‘Stop the Blank Check’ Coalition forms to oppose SCE&G rate hikes

The State
SC Now

July 18, 2016

Coalition will lobby the South Carolina Public Service Commission

Group wants PSC to deny rate increase request, cost of plant

Will ask General Assembly to amend Base Load Review Act

By Roddie Burris

COLUMBIA, SC

A statewide coalition has formed to fight SCE&G’s ability to raise electric rates in South Carolina for nuclear construction when a project goes over budget and falls years behind schedule.

The issue is construction at the V.C. Summer Nuclear Station in Fairfield County, where SCE&G and co-owner Santee Cooper are eight years into building two nuclear reactors that had an expected cost of $11.4 billion in 2009.

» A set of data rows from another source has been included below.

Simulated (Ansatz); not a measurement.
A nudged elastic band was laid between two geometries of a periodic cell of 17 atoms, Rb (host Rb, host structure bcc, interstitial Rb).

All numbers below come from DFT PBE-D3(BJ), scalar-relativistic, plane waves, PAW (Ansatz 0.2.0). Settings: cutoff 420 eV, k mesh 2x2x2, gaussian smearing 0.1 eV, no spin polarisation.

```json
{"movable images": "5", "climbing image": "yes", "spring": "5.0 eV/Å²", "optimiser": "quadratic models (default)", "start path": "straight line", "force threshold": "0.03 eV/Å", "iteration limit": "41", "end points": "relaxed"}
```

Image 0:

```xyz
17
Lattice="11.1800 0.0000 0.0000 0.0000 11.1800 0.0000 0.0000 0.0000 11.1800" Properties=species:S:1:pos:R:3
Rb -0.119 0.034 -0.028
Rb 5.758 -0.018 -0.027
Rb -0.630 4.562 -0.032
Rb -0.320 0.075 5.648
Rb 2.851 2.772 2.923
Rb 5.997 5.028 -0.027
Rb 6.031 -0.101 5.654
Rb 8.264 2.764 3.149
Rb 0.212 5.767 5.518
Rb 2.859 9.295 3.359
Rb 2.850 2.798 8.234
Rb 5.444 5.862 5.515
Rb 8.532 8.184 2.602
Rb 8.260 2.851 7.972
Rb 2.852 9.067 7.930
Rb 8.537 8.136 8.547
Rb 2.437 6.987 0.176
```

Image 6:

Stop The Blank Check is a coalition of organizations that want the South Carolina Public Service Commission to deny SCE&G’s pending request to increase the cost of the two reactors by $846 million and to raise electric rates by 3 percent.

“This coalition has come together to oppose both of those (requests),” said Frank Knapp, president and CEO of the South Carolina Small Business Chamber of Commerce and a coalition organizer. “We ask, if they are going to have a rate hike, let it be smaller. If they are going to have an increase in costs, which they will, that it be smaller.

The coalition, which includes the South Carolina Sierra Club, the National Association of Social Workers and the League of Women Voters, among others, also plans to press the Legislature to amend a 2006 law that allows the company to raise electric rates to pay for financing the Jenkinsville construction before the project is finished.

The law — called the the Base Load Review Act — has allowed SCE&G to raise rates eight times since 2009. The current request would be the ninth.

“The Base Load Review Act has turned into a blank check for SCE&G and will be so for future utilities that want to use it,” Knapp said. The act “emasculated” the Public Service Commission’s authority to say ‘no’ to SCE&G after the commission gave the Summer project its initial approval, Knapp charges.

It also tied the commission’s hands to cut the 10.5 percent equity return rate the SCANA-owned utility is seeking for its parent company, Knapp said.

SCE&G spokesman Eric Boomhower said the utility is working to meet the future energy needs of the state but must continue building a reliable energy infrastructure to do that. He noted that nuclear power offers the top choice for also meeting the state’s future environmental standards for carbon emissions.

SCE&G has acknowledged the costs of the Unit 2 and Unit 3 reactors have escalated and both projects are years behind schedule.

The total projected cost of the nuclear construction at V.C. Summer has risen by $2.46 billion since 2009, Boomhower noted, rising from $11.4 billion to $13.8 billion currently, a 21.6 percent increase. The Unit 2 reactor completion date has slid from 2017 to 2019 and the Unit 3 reactor completion has fallen from 2018 to 2020.

The PSC will rule on the plant cost increase and SCE&G’s rate increase request in October.